Effective stewardship of the Company’s affairs
Regular Board meetings are held to consider, as appropriate, such matters as overall strategy, investment performance, gearing, share price performance, share price discount, the shareholder profile of the Company and communication with shareholders. The Chairman is responsible for setting the Board’s agenda and ensuring that adequate time is available for discussion on all agenda items, in particular strategic issues.
Further information on the governance of Electra Private Equity PLC can be found in the Company’s latest Annual Report.
Alternative Investment Fund Manager (AIFM)
Electra has appointed G10 Capital Limited ("G10") as its alternative investment fund manager or “AIFM". G10 is a private limited company incorporated in England (company number 09224491), whose registered office is at 136 Buckingham Palace Road, London SW1W 9SA. G10 is authorised and regulated by the FCA with firm reference number 648953. G10 is part of IQ-EQ.
Terms of reference
The Board is assisted by a number of Committees:
The Valuations Committee adds a further level of oversight to the valuation process carried out by G10 Capital Limited under its contractual arrangements with the Company. The members of the Committee are Paul Goodson (Chair), David Lis and Linda Wilding.
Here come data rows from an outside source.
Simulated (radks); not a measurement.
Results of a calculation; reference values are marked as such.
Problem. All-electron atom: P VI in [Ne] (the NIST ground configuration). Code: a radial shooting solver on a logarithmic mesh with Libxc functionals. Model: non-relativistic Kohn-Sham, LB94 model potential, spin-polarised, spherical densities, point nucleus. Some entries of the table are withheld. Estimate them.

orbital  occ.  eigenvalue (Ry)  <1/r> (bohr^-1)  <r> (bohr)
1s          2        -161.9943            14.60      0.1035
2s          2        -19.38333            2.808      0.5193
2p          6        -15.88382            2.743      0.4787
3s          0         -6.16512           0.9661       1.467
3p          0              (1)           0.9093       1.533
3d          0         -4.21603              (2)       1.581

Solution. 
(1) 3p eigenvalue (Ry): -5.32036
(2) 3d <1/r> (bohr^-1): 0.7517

The Committee meets twice to review the valuation of investments as at 31 March and 30 September.
The Board is supported by the Audit and Risk Committee. The members of the Committee are Linda Wilding (Chair), Paul Goodson and David Lis.
The Committee meets several times in the year under review and a report of its activities is contained in the latest Annual Report.
The Remuneration Committee members are David Lis (Chair), Paul Goodson and Linda Wilding.
The Committee’s duties include determining and agreeing with the Board the policy for remuneration of the Directors. Where appropriate, the Committee will consider both the need to judge the position of the Company relative to other companies regarding the remuneration of Directors and the need to appoint external remuneration consultants.
The Committee meets several times in the year and a report of its activities is contained in the latest Annual Report.
The Committee members are Neil Johnson (Chair), Paul Goodson, David Lis and Linda Wilding.
The Committee’s duties include identifying and nominating, for the approval of the Board, candidates to fill Board vacancies based on merit and against objective criteria and with due regard for the benefits of diversity on the Board including gender.
The Committee meets several times in the year. It considered the changes to the Committee appointments of the Directors as referred to above.
Electra has adopted the UK Stewardship Code and has made disclosures regarding its policies on stewardship which can be found on the following link:
Modern Slavery Statement
As an investment trust, Electra does not provide goods or services in the normal course of business and does not have customers. Therefore the directors consider that the Company is not required to make any anti-slavery or human trafficking statement under the Modern Slavery Act 2015. However, Electra is committed to the prevention of slavery and human trafficking, and has taken appropriate steps in ensuring that that neither slavery or human trafficking occurs in its own business as well as the businesses of its portfolio investments and supply chain.